A picture is worth a thousand words, right? So why are people so offended by what news organizations run as photos? We have all been shocked by something we see in a newspaper, or something we see on the news. Some of us respect the decisions to show the image, and some of us think it is immoral and wrong.
I personally believe that photos should be used to tell a story and evoke a change or thought. When words cannot describe how horrific or wonderful an event is, a picture shows us. In “Annual Editions: Mass Media- 12/13” it talks about the earthquake in Haiti and the images used by news organizations after the horrendous natural disaster occurred. As Americans we have never seen destruction like that, we cannot grasp the concept of what that would be like. The book states “The more images of unimaginable suffering were published, the more international aid poured in.” The photos of dead children, bloody victims, and screaming Haitians in the loss of there beloved evoked change.
I think citizens forget that newsrooms (whether print or television) work as a team. When a photo or footage can be taken in a risqué way, the newsrooms know. They’re not dumb. Intense conversations go into if the images should run and a reason is always reached.

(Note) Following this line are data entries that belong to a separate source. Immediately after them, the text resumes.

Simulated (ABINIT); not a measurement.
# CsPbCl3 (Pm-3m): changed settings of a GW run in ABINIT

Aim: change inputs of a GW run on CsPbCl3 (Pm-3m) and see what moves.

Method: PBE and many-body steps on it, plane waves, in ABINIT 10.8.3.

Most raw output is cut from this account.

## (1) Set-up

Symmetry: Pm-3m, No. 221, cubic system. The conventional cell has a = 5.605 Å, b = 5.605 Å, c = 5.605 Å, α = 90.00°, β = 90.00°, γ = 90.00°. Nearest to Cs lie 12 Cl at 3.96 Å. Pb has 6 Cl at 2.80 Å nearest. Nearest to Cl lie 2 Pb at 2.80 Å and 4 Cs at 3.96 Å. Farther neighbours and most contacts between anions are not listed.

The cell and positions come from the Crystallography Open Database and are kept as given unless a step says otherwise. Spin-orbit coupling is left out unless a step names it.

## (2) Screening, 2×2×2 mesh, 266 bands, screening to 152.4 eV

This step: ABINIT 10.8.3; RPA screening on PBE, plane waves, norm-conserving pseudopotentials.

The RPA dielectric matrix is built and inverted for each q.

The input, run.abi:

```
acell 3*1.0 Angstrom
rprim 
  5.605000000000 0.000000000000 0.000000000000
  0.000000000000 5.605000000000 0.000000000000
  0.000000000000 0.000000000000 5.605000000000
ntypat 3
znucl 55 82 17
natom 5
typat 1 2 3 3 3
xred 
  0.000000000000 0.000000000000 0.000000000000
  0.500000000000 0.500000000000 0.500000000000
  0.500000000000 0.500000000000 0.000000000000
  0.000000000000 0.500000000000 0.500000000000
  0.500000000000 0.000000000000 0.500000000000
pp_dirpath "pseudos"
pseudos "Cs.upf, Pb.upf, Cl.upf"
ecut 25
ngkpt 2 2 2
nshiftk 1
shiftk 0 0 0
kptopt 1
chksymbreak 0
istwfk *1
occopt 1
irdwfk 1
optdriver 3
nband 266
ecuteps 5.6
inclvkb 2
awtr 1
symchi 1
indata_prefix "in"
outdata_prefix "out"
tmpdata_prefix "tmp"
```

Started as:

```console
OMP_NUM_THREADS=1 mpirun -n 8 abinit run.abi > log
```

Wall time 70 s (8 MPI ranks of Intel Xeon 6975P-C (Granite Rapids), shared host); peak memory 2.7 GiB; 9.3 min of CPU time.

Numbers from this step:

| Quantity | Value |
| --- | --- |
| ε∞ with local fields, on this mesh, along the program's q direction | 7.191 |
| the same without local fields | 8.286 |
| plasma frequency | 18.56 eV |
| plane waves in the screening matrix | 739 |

One point that I think is important to make is that you can express in words, whether in a script for news or in a description of the picture, why you are running the image. We are humans. We can, indeed, show emotions. Editors could put something like “This image may be hard to view, but it shows the magnitude of destruction this earthquake has caused on the people of Haiti.”
We live in a world of technology and social media where photos are shared, stored, liked, commented on and thrown around like it’s nothing. I think this is a positive way of sharing the ways of lives from all over the world. It increases a sense of connection and truly shows us, as people, what is like for others during the best and worst times.